As smartphone manufacturers are improving the ear speakers in their devices, it can become easier for malicious actors to leverage a particular side-channel for eavesdropping on a targeted user’s conversations, according to a team of researchers from several universities in the United States.
The attack method, named EarSpy, is described in a paper published just before Christmas by researchers from Texas A&M University, Temple University, New Jersey Institute of Technology, Rutgers University, and the University of Dayton.
EarSpy relies on the phone’s ear speaker — the speaker at the top of the device that is used when the phone is held to the ear — and the device’s built-in accelerometer for capturing the tiny vibrations generated by the speaker.
Previous research focused on vibrations generated by a phone’s loudspeakers, or it involved an external component for capturing data. However, an individual is more likely to use the ear speaker rather than the loudspeaker when receiving sensitive information in a phone call.
The obvious choice for eavesdropping on a conversation would be for an attacker to plant a piece of malware that can record calls through the phone’s microphone. However, Android security has improved significantly and it has become increasingly difficult for malware to obtain the required permissions.
On the other hand, accessing raw data from the motion sensors in a smartphone does not require any special permissions. Android developers have started placing some restrictions on sensor data collection, but the EarSpy attack is still possible, the researchers said.
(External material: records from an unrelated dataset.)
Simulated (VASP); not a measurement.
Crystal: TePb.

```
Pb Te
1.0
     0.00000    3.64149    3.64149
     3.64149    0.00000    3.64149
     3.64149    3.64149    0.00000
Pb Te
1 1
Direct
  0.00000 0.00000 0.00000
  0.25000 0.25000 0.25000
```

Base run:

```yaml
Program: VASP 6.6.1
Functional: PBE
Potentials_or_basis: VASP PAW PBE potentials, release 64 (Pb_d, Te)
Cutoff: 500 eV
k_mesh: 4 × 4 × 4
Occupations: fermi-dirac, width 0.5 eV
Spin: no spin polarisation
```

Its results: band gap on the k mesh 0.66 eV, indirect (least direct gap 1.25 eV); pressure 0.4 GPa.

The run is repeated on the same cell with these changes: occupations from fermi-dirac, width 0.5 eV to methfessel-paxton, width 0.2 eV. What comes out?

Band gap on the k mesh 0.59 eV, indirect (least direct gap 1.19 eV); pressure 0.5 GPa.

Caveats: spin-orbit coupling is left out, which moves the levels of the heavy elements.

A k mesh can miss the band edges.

A piece of malware planted on a device could use the EarSpy attack to capture potentially sensitive information and send it back to the attacker.
The researchers discovered that attacks such as EarSpy are becoming increasingly feasible due to the improvements made by smartphone manufacturers to ear speakers. They conducted tests on the OnePlus 7T and the OnePlus 9 smartphones — both running Android — and found that significantly more data can be captured by the accelerometer from the ear speaker due to the stereo speakers present in these newer models compared to the older model OnePlus phones, which did not have stereo speakers.
The experiments conducted by the academic researchers analyzed the reverberation effect of ear speakers on the accelerometer by extracting time-frequency domain features and spectrograms. The analysis focused on gender recognition, speaker recognition, and speech recognition.
In the gender recognition test, whose goal is to determine whether the target is male or female, the EarSpy attack had a 98% accuracy. The accuracy was nearly as high, at 92%, for detecting the speaker’s identity.
When it comes to actual speech, the accuracy was up to 56% for capturing digits spoken in a phone call.
“[This] accuracy still exhibits five times greater accuracy than a random guess, which implies that vibration due to the ear speaker induced a reasonable amount of distinguishable impact on accelerometer data,” the researchers said.